What the Fund Was Supposed to Be

The proposed fund carried a price tag of roughly $1.776 billion, a figure that immediately drew scrutiny from lawmakers on both sides of the aisle. Its origins were unusual. The money traced back to a settlement connected to a $10 billion lawsuit that President Trump filed over the leak of his tax returns, a legal fight that put the federal government and the president on opposite sides of the courtroom.

The administration framed the fund as a remedy for people who believed the federal government had been weaponized against them. In theory, it would have set aside money for individuals who claimed they were unfairly targeted by federal agencies. In practice, critics argued, the structure left far too much room for the money to flow toward political allies rather than genuine victims of government overreach.

Bipartisan Resistance

Opposition to the fund did not break cleanly along party lines. Democratic lawmakers were the loudest critics, branding it a “slush fund” that could funnel taxpayer dollars toward Trump supporters with little oversight. They warned that a pool of nearly $1.8 billion, tied to a lawsuit the president himself filed, created an obvious conflict of interest.

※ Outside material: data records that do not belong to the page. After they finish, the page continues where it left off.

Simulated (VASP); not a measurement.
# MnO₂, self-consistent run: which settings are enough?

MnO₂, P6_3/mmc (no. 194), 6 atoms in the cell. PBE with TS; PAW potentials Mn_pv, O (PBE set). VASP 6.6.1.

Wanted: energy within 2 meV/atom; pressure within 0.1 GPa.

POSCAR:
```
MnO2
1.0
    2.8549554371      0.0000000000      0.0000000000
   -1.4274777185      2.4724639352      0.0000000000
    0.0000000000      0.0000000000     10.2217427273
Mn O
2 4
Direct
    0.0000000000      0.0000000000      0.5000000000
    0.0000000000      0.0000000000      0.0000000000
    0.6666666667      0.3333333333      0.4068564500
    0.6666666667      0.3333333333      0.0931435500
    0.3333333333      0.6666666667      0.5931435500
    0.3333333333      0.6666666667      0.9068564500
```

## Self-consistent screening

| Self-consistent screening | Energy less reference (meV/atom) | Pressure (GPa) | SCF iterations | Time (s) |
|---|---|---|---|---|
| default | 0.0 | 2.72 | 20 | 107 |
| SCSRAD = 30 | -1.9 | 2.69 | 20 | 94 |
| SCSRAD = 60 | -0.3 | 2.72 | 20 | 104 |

But the discomfort was not limited to the left. Several Republicans were openly reluctant to throw their weight behind the proposal. Some questioned the optics of the arrangement, while others worried about the precedent of creating a large discretionary fund rooted in a settlement involving the sitting president. That hesitation left the program without a reliable base of support in either party.

The Courts Step In

The pressure did not stay confined to Capitol Hill. On May 29, U.S. District Judge Leonie Brinkema issued a temporary injunction that froze the fund while the court weighed the legal questions surrounding it. The order halted the program before any money could move, effectively putting the entire plan on hold.

Days later, Blanche made the freeze permanent in everything but name. By telling Congress the administration would not proceed “period,” he closed the door on a proposal that had already been blocked by the judiciary and battered by criticism from lawmakers. What began as a settlement-driven initiative ended as a political and legal dead end.

Two Competing Narratives

Supporters of the fund argued it was always about accountability. In their view, the federal government has at times overstepped its authority, and a dedicated fund could have offered a path to compensation for people genuinely harmed by that overreach. They saw the proposal as a recognition that abuses can happen and that those affected deserve a remedy.

Opponents saw something very different: a blank check waiting to be cashed. To them, the fund risked becoming a tool for rewarding political loyalty rather than righting real wrongs. With the program now off the table, both sides are left to argue over what might have been, and the broader debate over how the government should handle claims of weaponization is far from settled.

What This Means for Americans

For ordinary taxpayers, the decision means nearly $1.8 billion will not be committed to a program that critics across the political spectrum viewed with suspicion. It also underscores how checks and balances can work in practice, with Congress and the courts both playing a role in stopping a proposal before the money moved. Whether you saw the fund as a safeguard or a giveaway, its collapse is a reminder that big-dollar government initiatives rarely survive without broad support.